This, at least, makes it easy to figure out what happens in other coordinate systems.

By the way. The notation $$\delta^3(\b{x})$$ customarily means that the function is separable into all the individual variables: $$\delta^3(\b{x}) = \delta(x) \delta(y) \delta(z)$$. In other coordinate systems this doesn’t work: separating it requires introducing coefficients, as we’re about to see.

Here’s spherical coordinates:

\begin{aligned} \iiint_{\bb{R}^3} \delta^3(\b{x}) f(\b{x}) d^3 \b{x} &= f(x=0,y=0,z=0) \\ f(r=0, \theta=0, \phi=0) &= \int_0^{2 pi} \int_{-\pi}^\pi \int_0^\infty \frac{\delta(r, \theta, \phi)}{r^2 \sin \theta} f(r, \theta, \phi) r^2 \sin \theta \, dr \, d \theta \, d \phi \\ &= \int_{-\pi}^\pi \int_0^\infty \frac{\delta(r, \theta)}{2 \pi r^2 \sin \theta} f(r, \theta, 0) ( 2 \pi r^2 \sin \theta) \, dr \, d \theta \\ &= \int_0^\infty \frac{\delta(r)}{4 \pi r^2 } f(r, 0, 0) ( 4 \pi r^2 ) \, dr \\ &= f(0,0,0) \end{aligned}

So:

\begin{aligned} \delta(x, y, z) &= \frac{\delta(r, \theta, \phi)}{r^2 \sin \theta} \\ &= \frac{\delta(r, \theta)}{2 \pi r^2 \sin \theta} \\ &= \frac{\delta(r)}{4 \pi r^2 } \end{aligned}

There is some trickiness to all this, though. Be careful: the $$r$$ integral is from $$(0, \infty)$$ instead of the conventional $$(-\infty, \infty)$$. Sometimes identities that you’re used to working won’t work the same way if you are dealing with $$\delta(r)$$ as a result. Also, it’s very unusual, but not impossible I suppose, to have functions that have a non-trivial $$\theta$$ dependence even as $$r \ra 0$$. I have no idea what that would be mean and I don’t know how to handle it with a delta function.

I’ve occasionally also seen it written in this weird way, where the $$\cos \theta$$ factor causes the $$\sin \theta$$ in the denominator to disappear.

$\delta(x,y,z) = \frac{\delta(r, \cos \theta, \phi)}{r^2}$

Here’s the polar / cylindrical coordinate version:

$\delta^2(x, y) = \frac{\delta(r, \theta)}{r} = \frac{\delta(r)}{2 \pi r}$

Evidently in $$\bb{R}^n$$, the numerators are related to the surface areas of n-spheres.

## 6. The Indicator Function $$I_x = x \delta(x)$$

Related to $$x^n \delta(x)$$ up above…

Since $$\int \delta(x) f(x) \, dx = f(0)$$, we could flip this around and say that this is the definition of evaluating $$f$$ at $$0$$. Or, more generally, we could say that integrating against $$\delta(x-y) \, dx$$ is “what it means” to evaluate $$f(y)$$.

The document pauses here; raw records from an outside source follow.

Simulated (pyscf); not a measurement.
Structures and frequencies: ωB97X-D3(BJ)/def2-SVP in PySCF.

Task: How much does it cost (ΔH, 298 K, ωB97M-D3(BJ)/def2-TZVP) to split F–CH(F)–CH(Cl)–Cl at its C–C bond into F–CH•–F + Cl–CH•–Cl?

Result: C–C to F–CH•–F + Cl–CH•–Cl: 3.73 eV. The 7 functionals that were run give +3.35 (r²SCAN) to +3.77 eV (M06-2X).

This is a bit strange though. Why does evaluation require an integral? Maybe we need to define a new thing, the indicator function, which requires no integral:

$I_x f = f(x)$

The definition is

$I_x = \begin{cases} 1 & x = 0 \\ 0 & \text{otherwise} \end{cases}$

But that probably masks its distributional character. A better definition is that it’s just

$I_x = x \delta(x)$

Whereas $$\delta_x$$ is infinite at the origin and is defined to integrate to $$1$$, the $$I_x$$ function is just required to equal one at the origin. Of course, its integral is $$0$$. It could also be constructed like this:

$I_x = \lim_{\e \ra 0^{+}} \theta(x - \e) - \theta(x + \e)$

(Compare to the $$\delta$$ version: $$\delta_x = \lim_{\e \ra 0^{+}} \frac{1}{x} [ \theta(x - \e) - \theta(x + \e)] \stackrel{?}{=} \P(\frac{I_x}{x})$$.)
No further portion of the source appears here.